Golda’s a watchable treatment of Meir's role during the October 1973 Yom Kippur War, when Israel was nearly overrun by Egypt and Syria before they turned the tide and fought to a stalemate. The war was a major Cold War skirmish, with the Americans and Soviets re-supplying the two sides, and led in the years afterward to the oil embargo. Those who are Israel history buffs will enjoy it.
The film uses a similar structure to Oppenheimer, in which the narrative cuts between different periods, including an interrogation taking place years after the main events. In both, about 95 of the action is people sitting in rooms talking. This isn't, however, nearly the cinematic achievement that Christopher Nolan's film was. Just as Oppenheimer featured a virtual who's-who of well-known American actors, Golda casts Israeli acting stalwarts as the top generals and ministers. Rami Heuberger is Moshe Dayan, Lior Ashkenazi is IDF chief David Elazar, and Ohad Knoller is Ariel Sharon. There’s also an American ringer, Liev Schreiber, who plays Henry Kissinger as probably the most convincing on-screen Kissinger since Paul Sorvino in Oliver Stone’s Nixon.
Golda appears to mostly stick with the historical record, with one exception: We see Kissinger woken up and told that he must deal with the crisis. And he's alone, contrary to his well-known proclivities with the ladies. But in fact, there's a whole paragraph in Garrett Graff's great Watergate: A History about how Richard Nixon, in the middle of Kissinger's meeting with lawmakers to brief them on the Yom Kippur War, kept interrupting to say that Kissinger, when the call came, was "in bed with a broad" and that "it's a terrible thing when you're with a girl and the Secret Service comes looking for you."
Beyond the cast, this is an extremely international production: It's set in Israel but shot in London, by the Israeli-American director Guy Nattiv, who won an Oscar in 2018 for the very disquieting short film Skin.

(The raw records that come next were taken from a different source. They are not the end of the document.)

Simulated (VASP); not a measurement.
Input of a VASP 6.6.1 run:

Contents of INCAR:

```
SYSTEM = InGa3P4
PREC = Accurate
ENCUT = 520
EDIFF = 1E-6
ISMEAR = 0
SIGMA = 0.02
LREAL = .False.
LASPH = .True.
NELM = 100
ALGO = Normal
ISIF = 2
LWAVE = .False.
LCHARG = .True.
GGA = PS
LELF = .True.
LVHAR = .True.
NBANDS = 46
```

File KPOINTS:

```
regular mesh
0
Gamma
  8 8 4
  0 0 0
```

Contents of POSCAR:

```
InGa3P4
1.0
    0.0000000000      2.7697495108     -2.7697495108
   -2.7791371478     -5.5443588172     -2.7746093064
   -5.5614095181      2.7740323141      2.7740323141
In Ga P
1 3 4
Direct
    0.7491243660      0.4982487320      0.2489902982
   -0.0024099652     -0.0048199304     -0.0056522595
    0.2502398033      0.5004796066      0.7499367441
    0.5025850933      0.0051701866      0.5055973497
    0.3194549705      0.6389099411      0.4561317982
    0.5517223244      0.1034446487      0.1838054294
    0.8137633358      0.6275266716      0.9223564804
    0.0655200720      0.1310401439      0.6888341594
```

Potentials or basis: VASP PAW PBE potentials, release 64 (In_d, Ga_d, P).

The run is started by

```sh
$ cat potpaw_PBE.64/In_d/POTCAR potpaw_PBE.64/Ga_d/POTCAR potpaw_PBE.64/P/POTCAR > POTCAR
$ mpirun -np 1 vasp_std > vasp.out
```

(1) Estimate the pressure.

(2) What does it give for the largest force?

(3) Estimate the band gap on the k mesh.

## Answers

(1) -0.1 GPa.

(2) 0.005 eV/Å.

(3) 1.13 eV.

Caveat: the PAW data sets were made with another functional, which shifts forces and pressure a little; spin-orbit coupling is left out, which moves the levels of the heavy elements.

Between the Jewface flap and being a movie that takes Zionism at face value, Golda was sure to be controversial, and kick off spirited debates, especially among Jewish people. And the movie, just as its trailer did, uses Leonard Cohen's "Who By Fire"—a song whose lyrics come from the Yom Kippur liturgy—for a film about the Yom Kippur War. A fine Unetanneh Tokef in-joke for the Jewish people in the audience.